I've been struggling on this problem for weeks! Thank you!
You can't - SQL tables aren't Excel sheets - they just don't have that kind of a structure. No matter how hard you try - you won't be able to do something like that. It's just fundamentally different.
SQL Server tables have rows and columns - sure - but they have no implied order or anything. You cannot "shift" a row up - there's no "up" per se - it all depends on your ordering.
It's worse than comparing apples to oranges - it's like comparing apples to granite blocks - it's just not the same - don't waste your time trying to make it the same.
One of many options is to use an outer apply to fetch the Center from the next row:
declare #t table (name varchar(50), login time, center varchar(50))
insert into #t (name, login, center)
select 'Andrew', '12:30 PM', 'Home Base'
union all select 'Jeff', '7:00 AM', 'Virtual Base'
union all select 'Ryan', '6:30 PM', 'Test Base'
update t1
set t1.center = t3.center
from #t t1
outer apply (
select top 1 t2.center
from #t t2
where t2.name > t1.name
order by t2.name
) t3
select * from #t
You do have to specify an ordering (the example orders on name.)
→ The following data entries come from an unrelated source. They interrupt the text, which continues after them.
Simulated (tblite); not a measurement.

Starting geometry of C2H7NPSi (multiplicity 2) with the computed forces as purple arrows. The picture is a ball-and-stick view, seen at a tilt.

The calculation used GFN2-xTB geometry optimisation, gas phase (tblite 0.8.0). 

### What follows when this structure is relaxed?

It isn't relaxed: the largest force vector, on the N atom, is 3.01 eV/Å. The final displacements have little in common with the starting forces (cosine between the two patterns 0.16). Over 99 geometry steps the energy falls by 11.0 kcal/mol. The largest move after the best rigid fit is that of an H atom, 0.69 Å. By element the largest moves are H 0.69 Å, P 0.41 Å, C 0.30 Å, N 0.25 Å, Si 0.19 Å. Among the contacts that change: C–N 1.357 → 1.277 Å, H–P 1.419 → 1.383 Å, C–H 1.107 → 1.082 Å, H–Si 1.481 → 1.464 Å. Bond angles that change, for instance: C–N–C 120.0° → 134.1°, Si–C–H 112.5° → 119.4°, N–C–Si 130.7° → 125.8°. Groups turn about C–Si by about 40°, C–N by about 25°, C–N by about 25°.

If you have two sets and you simply want to assign one of each in the second set to items from the first set, "using them up", the simplest thing is to use ROW_NUMBER() on both sets and do a LEFT JOIN on the ROW_NUMBER() column from the first to the second set, assigning each row the next available item:
WITH set1 AS (
SELECT *, ROW_NUMBER() (OVER ORDER BY set1.sortorder /* choice of order by is obviously important */) AS ROWNUM
FROM set1
)
,set2 AS (
SELECT *, ROW_NUMBER() (OVER ORDER BY set2.sortorder /* choice of order by is obviously important */) AS ROWNUM
FROM set2
)
SELECT *
FROM set1
LEFT JOIN set2
ON set1.keys = set2.keys -- if there are any keys
AND set1.ROW_NUM = set2.ROW_NUM